On Friday, the Senate Judiciary Committee voted to refer Judge Brett Kavanaugh’s nomination to the U.S. Supreme Court to the full Senate along party lines, after Senate Republicans agreed to a one-week postponement of the Senate vote on the nomination to allow the FBI to conduct an investigation into the allegations against Judge Kavanaugh by Dr. Christine Blasey Ford and potentially others. Senate Majority Leader Mitch McConnell now insists that the full Senate will vote on Kavanaugh’s nomination this Friday, October 5th.

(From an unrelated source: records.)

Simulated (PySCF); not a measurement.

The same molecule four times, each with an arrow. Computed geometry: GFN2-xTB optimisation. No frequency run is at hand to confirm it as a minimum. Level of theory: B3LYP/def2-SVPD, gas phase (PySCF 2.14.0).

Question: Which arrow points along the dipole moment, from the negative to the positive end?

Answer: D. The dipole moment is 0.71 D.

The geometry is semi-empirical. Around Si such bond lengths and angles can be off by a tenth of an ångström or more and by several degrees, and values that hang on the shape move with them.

The release over the weekend of Judiciary Committee “prosecutor” Rachel Mitchell’s five-page memo to Judiciary Committee Republicans outlining the reasons she finds Dr. Ford’s testimony dubious has stoked these two tribe’s bonfires and amplified their war cries. Mitchell noted that the case is not a prosecution per se, but rejected the idea that Kavanaugh could be either criminally prosecuted or found civilly liable based on Ford’s statement:

In the legal context, here is my bottom line: A “he said, she said” case is incredibly difficult to prove. But this case is even weaker than that. Dr. Ford identified other witnesses to the event, and those witnesses either refuted her allegations or failed to corroborate them. For the reasons discussed below, I do not think that a reasonable prosecutor would bring this case based on the evidence before the Committee. Nor do I believe that this evidence is sufficient to satisfy the preponderance-of-the-evidence standard.

And Mitchell said a mouthful when she added in the memo, “There is no clear standard of proof for allegations made during the Senate’s confirmation process.” The truth is since the Constitution does not specify a standard (only providing that the Senate shall give “advice and consent” to nominations), the standard is whatever any individual senator believes it to be. If a senator insists that a nominee only lacks a criminal record, that is his or her prerogative. On the other hand, a senator may also insist that a nominee not have a whiff of scandal about him or her. Obviously, no one is insisting that Brett Kavanaugh present a lifetime of unadulterated moral rectitude worthy of a Vienna choirboy since no one could pass that test. On the other hand, if Kavanaugh, in fact, mauled a girl in high school and is lying about it today, it seems self-evident that he is not qualified for the Supreme Court. At the end of the day, then, it comes down to whom you believe, Kavanaugh or Ford. Call it the Framers’ wisdom, or a colossal blunder on their part, but the ultimate political question – how the Senate should exerciseits constitutional role of “advice and consent” – comes down to one’s own subjective judgment on the cultural question of this #metoo moment: “Do you believe the woman or not?”

While the FBI is toiling away on its renewed background investigation into the life and times of Judge Kavanaugh, the opposing political factions seem determined to square off over this question in a death match of “chicken” worthy of a James Dean flick. Senator Lindsey Graham (R-SC), ordinarily the Casper Milquetoast of judicial nominations who votes routinely for appointments on both sides of the political aisle, has become the roaring lion of the Kavanaugh nomination. Following up on his unforgettable jeremiad against Senate Democrats last week, Graham now urges President Trump to double down on Kavanaugh by re-nominating him if he loses the vote, in the expectation that his treatment will spark voters in battleground states to provide Republicans an even wider margin of Senate control for the next two years. It would be a risky gambit, but if the President believes it could pay dividends at the ballot box, he could be inclined to do it. If so, the combatants in this historic game of “chicken” will swing their hot rods back around and come at each other again. Whether Kavanaugh ultimately wins or loses his seat on the Supreme Court, one wonders how much damage the Senate’s credibility, or the Supreme Court’s, can sustain without crippling the rule of law on which both institutions depend.